The present church of St. Brenden’s was build about the time the mine closed, but services have been held at St. Brenden’s for many years prior to this present church.  At this time, it is mostly ranchers living and working in the area.

This morning I will celebrate Mass with the people at Ascension in Hudson and then make my way over to St. Joseph’s in Shoshone.  Below is my homily for this weekend.

As the Extraordinary Synod on the Family begins today in Rome, let us continue to pray for the Holy Spirit’s guidance for the Synod Fathers and all of its participants.  Of course, it goes without saying, let us pray for all married couples and families to grow in God’s love and grace.

27th Sunday In Ordinary Time: Year A

Our readings today remind us that just as the Owner of the vineyard provided everything necessary for the vineyard to provide a bountiful harvest, so God provides each of us all that is required for us to yield the good fruits of justice, love and mercy.

The Prophet Isaiah teaches us many important aspects about our relationship with God. First of all, we learn that God is the creator of all things, and everything created by God is meant for some good purpose. All things being created by God have an interior capacity for being in harmony with the rest of creation. This ‘harmony’ of all creation is realized when each element of creation produces the ‘good’ for which it was created. All things living and working in harmony together yields the ‘common good,’ which is nothing short of the creation God intends, which is the Kingdom of God.

However, when there is a breakdown in this ‘harmony’ of all things, God’s plans are frustrated, and rather than yielding good fruit, wild grapes are the result. The comparison offered in the readings today is between the vintner’s abundant care for his vineyard and God’s providential and bountiful provision for each of us. This is the second point, God is not only Creator, but is also bountiful in the many ways He provides for all our needs.

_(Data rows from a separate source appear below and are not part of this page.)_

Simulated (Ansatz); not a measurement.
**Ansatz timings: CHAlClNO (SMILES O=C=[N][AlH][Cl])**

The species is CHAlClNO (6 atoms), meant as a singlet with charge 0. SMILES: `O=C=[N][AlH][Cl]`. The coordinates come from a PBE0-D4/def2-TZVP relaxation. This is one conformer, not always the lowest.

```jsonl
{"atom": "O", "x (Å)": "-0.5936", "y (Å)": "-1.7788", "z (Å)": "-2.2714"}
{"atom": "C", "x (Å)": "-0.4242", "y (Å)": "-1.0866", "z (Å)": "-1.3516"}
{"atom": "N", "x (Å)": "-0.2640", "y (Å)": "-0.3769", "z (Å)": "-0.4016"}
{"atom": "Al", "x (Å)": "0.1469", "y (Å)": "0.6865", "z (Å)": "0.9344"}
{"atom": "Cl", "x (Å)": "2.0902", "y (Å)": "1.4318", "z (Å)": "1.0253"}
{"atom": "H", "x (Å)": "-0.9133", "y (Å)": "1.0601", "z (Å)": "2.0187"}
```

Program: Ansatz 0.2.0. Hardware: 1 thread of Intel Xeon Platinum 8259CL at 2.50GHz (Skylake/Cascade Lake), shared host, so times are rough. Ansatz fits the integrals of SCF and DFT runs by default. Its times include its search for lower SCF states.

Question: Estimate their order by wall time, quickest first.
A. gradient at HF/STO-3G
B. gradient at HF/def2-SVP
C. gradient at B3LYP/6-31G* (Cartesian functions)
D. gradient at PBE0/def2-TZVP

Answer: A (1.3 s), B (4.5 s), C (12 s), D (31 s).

Just as the owner of the vineyard provided all that was necessary for a bountiful harvest; a fertile hillside, proper cultivation and preparation of the soil, choice vine stocks, a watch tower and winepress, so God provides all that we need to yield the harvest of justice he seeks from each of us.

St. Brenden's Jeffry City 014Today’s readings invite us to reflect upon this goodness and fidelity of God. God has done all that is necessary for us to live good and holy lives. Nothing is lacking! He has created us in his image and likeness. He has created us for a communion of love, with Himself and with one another. Knowing our capacity for selfishness and sin, God in His great love sent His only Son not only to reveal the fullness of His love, but to be our redemption and salvation. Indeed, nothing is lacking in God’s fidelity and love.

The third point is simple; The ‘good harvest’ God now looks for is that we return love for love. Our love for God cannot simply be ‘lip service.’ Our love for God must be concrete and manifest in our love for one another. If all we do is express our love for God without putting that love into action, then we will only yield wild grapes.

There are fundamentally only two responses to God’s love: cooperation or rejection. Granted, there are many shades of response in between these two, whether indifference, apathy, or fear, but basically we are either growing in love or diminishing in love.

Part of the Providence of God and the evidence that nothing is lacking in his care for us is also seen when we reject His love, when we fail to produce the fruits of justice. In other words, we reap what we sow. When we live only for our self, God will allow that we experience His absence, not so much as a punishment, but a remedy to cause us to once again return to His love. Just as the vineyard owner took away the hedge and allowed his vineyard to be trampled; no longer pruned or hoed the vineyard so that it became overgrown by thorns and briers, our failure to love exposes our lives to elements that lead only to death.

When we fail to love God and neighbor and yield only wild grapes, God’s greatest Providence is the presence of His Son in the world. As the Psalmist says today, Jesus is our ‘restoration,’ He is our ‘new life.’

Along with His Son, God created each of us with a capacity to live virtuous lives; holy lives. St .Paul summarizes for us today the things that manifest the presence of God at work in our lives. The good fruits that we are to bear are truth, honor, justice, purity, beauty and graciousness. These are the virtues that reveal the presence of God, and these are the fruits we are to bear. Let us cultivate these virtues in our lives, and then we can be confident that we are bearing good fruit and building God’s Kingdom.

Today’s Gospel ends with a severe warning; if we are not producing the fruits of God’s Kingdom, it will be taken away from us and given to those who will yield its fruits. Therefore, let us be good stewards of the many blessings God bestows upon us.